The most recent victim of the price slashing onslaught is Best Buy, whose shares yesterday plunged more than 15 percent after the electronics giant reported a steeper-than-expected drop in third-quarter profits and margins — the result, Wall Street analysts said, of fierce price competition from Amazon.

The startling news was a wake-up call to investors throughout the retail sector — as they ran for the exits and pushed the S&P Retail Index down 3 percent.

From toys to designer togs, experts say online merchants increasingly are forcing stores to deliver bargains — even to well-heeled shoppers who are relatively insulated from the job and housing markets.

“At the luxury end, discounting has become very mainstream because of the Gilts of the world,” said Andrew Sacks of luxury research firm AgencySacks, referring to Gilt Groupe, the online discounter for designer fashions.

“I think the mindset of the affluent is that there are deals to be had,” according to Sacks.

Brick-and-mortar chains are not taking the pricing attack lying down. Yesterday afternoon, Bergdorf Goodman’s Web site listed more than 70 pages of discounts on designer fashions, with markdowns of as much as 40 percent.
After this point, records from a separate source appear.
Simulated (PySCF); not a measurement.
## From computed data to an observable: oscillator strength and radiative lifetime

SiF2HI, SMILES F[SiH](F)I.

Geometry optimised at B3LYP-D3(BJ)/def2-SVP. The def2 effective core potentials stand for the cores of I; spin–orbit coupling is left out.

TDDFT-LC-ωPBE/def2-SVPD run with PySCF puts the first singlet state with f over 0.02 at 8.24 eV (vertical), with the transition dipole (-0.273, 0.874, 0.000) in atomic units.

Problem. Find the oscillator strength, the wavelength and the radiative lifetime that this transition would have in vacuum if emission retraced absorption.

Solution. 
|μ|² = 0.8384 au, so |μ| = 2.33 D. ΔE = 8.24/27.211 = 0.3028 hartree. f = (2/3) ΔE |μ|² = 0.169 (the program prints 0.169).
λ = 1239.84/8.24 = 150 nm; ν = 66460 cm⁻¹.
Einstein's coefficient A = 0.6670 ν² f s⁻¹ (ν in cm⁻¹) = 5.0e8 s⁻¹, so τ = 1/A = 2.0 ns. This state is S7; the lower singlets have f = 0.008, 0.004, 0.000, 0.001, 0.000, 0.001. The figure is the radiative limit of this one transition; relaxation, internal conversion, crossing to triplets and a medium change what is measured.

Meanwhile, Barneys New York has been slashing prices by as much as 40 to 50 percent at its Madison Avenue flagship — steeper than a year ago despite tighter inventories, says Leslie Ghize, senior vice president at The Doneger Group.

It’s hard to gauge holiday sales trends at Barneys and its luxury cohorts, but “the concerns for the economy probably play into the decision on how steep the markdowns are at this stage of the season,” according to Ghize.

Despite strong results at European luxury firms this year, consumer confidence among the wealthy has remained flat, according to research firm Unity Marketing.

The obsession with price is even more intense among middle- and lower-income shoppers. The Fed’s decision yesterday to hold off on further stimulus — along with disappointing November sales data — sparked the sell-off in retailers’ shares.

In October, Amazon’s shares plunged after it reported disappointing third-quarter profits that were hit partly by price cuts. This month, Amazon isn’t letting up as it slashes its toy prices to undercut big-box stores by 10 to 15 percent, according to BMO Capital Markets.

Likewise, Amazon has been undercutting prices at Best Buy, Costco, Walmart and Target by as much as 10 percent this season, according to a report yesterday by Goldman Sachs.

While retail stocks are the losers, consumers are benefiting.

“Amazon’s prices are so much lower, you’ve got to wonder — how do they make money?” says BMO analyst Gerrick Johnson.

Best Buy is looking to counter Amazon’s low-price assault by ramping up its on Web operations. But the costs of the moves lately have hit profits, according to David Strasser of Janney Capital Markets.

As Best Buy sought to mimic Amazon’s model this fall, “the shift online with free shipping was a significant negative to the gross margin,” according to Strasser.